DC and AC Motors
On 16 May 1888, Nikola Tesla demonstrated his two-phase AC induction motor to the American Institute of Electrical Engineers in New York — no brushes, no commutator, just a rotating magnetic field inducing currents in a squirrel-cage rotor. He sold the patents to George Westinghouse for $1 million plus $2.50 per horsepower royalty. Today's Tesla Model 3 rear motor (211 kW, 430 N·m) is a direct descendant of that 1888 design.
Practise this lesson
Four printable worksheets that build from the foundations up to exam-style questions — start at whatever level suits you.
A DC motor uses a split-ring commutator to reverse current every half-turn. An AC induction motor has no commutator at all.
- Why does a DC motor need to reverse its current, but an AC motor does not?
- Which motor type would be simpler to maintain? Why?
- Your house runs on AC power. Could you plug a DC motor straight into a wall socket?
Warm-up — a DC motor converts electrical energy into…
Know — Motor Structures
- DC motor: split-ring commutator, brushes, radial magnetic field
- AC induction motor: stator with rotating magnetic field, no commutator
- Back emf opposes the applied voltage in a running motor
Understand — How They Work
- The commutator reverses current so torque is always in the same direction
- In an induction motor, the rotating stator field induces current in the rotor
- Back emf increases with motor speed, limiting the current drawn
Can Do — Analyse and Compare
- Compare DC and AC motor designs and their advantages
- Explain back emf and its effect on motor current and power
- Select appropriate motor types for given applications
Core Content
Continuous rotation through clever switching
Connect a DC motor to a battery and watch the shaft spin continuously in one direction. Without any electronic control, it just spins — and keeps spinning. But there is a hidden problem: as the coil turns through 180°, the forces on its sides would naturally reverse, trying to spin it backwards. The commutator — two copper half-rings that swap the current connections every half-turn — is what prevents this reversal and keeps the torque acting in the same rotational direction throughout each revolution.

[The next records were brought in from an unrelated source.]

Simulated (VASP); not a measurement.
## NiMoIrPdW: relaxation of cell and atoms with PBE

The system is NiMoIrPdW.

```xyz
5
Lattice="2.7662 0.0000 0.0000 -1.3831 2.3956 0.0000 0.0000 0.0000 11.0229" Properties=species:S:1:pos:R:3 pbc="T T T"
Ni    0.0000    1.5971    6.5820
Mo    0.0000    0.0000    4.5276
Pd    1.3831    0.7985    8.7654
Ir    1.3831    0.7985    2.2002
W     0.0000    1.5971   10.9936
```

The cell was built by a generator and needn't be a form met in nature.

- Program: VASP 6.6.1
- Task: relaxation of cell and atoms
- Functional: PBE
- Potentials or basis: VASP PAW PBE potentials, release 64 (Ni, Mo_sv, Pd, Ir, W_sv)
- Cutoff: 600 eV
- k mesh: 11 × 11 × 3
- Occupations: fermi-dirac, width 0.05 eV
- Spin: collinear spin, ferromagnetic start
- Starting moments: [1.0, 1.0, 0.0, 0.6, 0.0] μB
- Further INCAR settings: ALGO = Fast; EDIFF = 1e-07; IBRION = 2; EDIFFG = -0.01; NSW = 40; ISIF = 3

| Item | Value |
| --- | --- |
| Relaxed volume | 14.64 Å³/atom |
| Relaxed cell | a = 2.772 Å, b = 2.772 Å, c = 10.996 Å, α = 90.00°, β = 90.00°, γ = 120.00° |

The split-ring commutator solves this. It is a metal ring split into two halves, each connected to one end of the coil. Brushes press against the commutator to supply current. Every half-turn, the brushes switch from one half-ring to the other, reversing the current in the coil. This keeps the torque pushing in the same rotational direction.
| Feature | Function |
|---|---|
| Radial magnetic field | Keeps torque nearly constant throughout rotation |
| Split-ring commutator | Reverses current every half-turn for continuous rotation |
| Brushes | Maintain electrical contact with rotating commutator |
| Multiple coils | Smoother torque — one coil is always at maximum torque |
A DC motor stalls (stops spinning) when too much load is applied. Explain why the current drawn by the motor increases dramatically when it stalls. (Hint: what happens to back emf at zero speed?)
DC motor components: coil (rotor), permanent magnets (stator), split-ring commutator (reverses current every half-turn), brushes (sliding contact), radial field (constant torque). Split-ring commutator keeps torque in one rotational direction; multiple coils smooth the output further.
Pause — copy the highlighted DC motor components and their functions into your book before moving on.
The purpose of the split-ring commutator in a DC motor is to:
The motor that generates while it spins
We just saw how a DC motor's commutator and radial field keep the coil spinning continuously. That raises a question: as the coil spins through the field, does it also act like a generator? This card answers it → yes — the rotating coil induces a back emf that opposes the supply, limiting current to $(V - \varepsilon_\text{back})/R$.
As a DC motor's coil rotates through a magnetic field, it experiences changing magnetic flux. By Faraday's Law, this induces an emf in the coil. By Lenz's Law, this induced emf opposes the change that created it — so it opposes the applied voltage. This is back emf.
$I = \dfrac{V - \varepsilon_{\text{back}}}{R}$
- I = current through motor (A)
- V = applied voltage (V)
- εback = back emf (V)
- R = coil resistance (Ω)
When the motor starts from rest, back emf is zero and the current is maximum ($I = V/R$). As speed increases, back emf grows, reducing the net voltage and thus the current. At maximum speed, back emf is nearly equal to $V$, and the current drops to just enough to overcome friction and load.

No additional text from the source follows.